This article is from the December issue of Total Politics
“Men of power have no time to read; yet the men who do not read are unfit for power.”
You will find plenty to read on the topic of power in this issue. The above quote is by Michael Foot. Perhaps not the best example to follow to gain power, but as one of the finest orators in British politics, I’ll recommend his advice on this occasion.
Our cover interview (p52) is with a man who has enjoyed enormous power and craves it again. Amber and Caroline talked to Ed Balls for so long that he was late for his meeting with the party leader. He will never shake off his stereotype as a political bruiser, but he can be excellent company and we get him to relax and open up on much that is political and personal. Balls’ claim that he and Yvette don’t talk politics is a little hard to believe but he certainly knows his Americana – a trait he shares with his bête noire, the Chancellor of the Exchequer.
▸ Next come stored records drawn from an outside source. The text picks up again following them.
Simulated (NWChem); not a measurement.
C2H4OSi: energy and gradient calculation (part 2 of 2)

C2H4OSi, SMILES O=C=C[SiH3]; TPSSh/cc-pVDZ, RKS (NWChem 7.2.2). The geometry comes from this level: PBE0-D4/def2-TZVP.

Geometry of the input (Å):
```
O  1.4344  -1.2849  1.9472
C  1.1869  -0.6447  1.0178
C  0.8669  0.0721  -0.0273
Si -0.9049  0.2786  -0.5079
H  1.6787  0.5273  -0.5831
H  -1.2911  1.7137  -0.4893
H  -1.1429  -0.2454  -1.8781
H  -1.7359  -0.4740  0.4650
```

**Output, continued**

George Osborne is extensively profiled by Simon McGee on p48. The future of both men seems bound together as we weather a period of enormous financial insecurity. As the most respected strategists in their respective parties, Balls and Osborne are the real powers behind their leaders’ thrones. Osborne has been carefully placing allies around the cabinet table and in wider government. Simon digs out some lovely details on this hugely ambitious figure and we again hear of his ambitions for the top job.
Elsewhere, we interview key backbenchers, Graham Brady and Tony Lloyd, who are both understated but crucial conduits between the two sources of party power, the leadership and backbenchers. And our ever-popular history section enjoys the considerable presence of Cardinal Wolsey, who makes our modern-day power-brokers look amateurish.
Finally, no coverage of power would be complete without Niccolò Machiavelli. The latest biography on the Italian is reviewed by Tristram Hunt. Power, both current and past, always makes compelling reading. I hope you enjoy our content of the strongest of political currencies.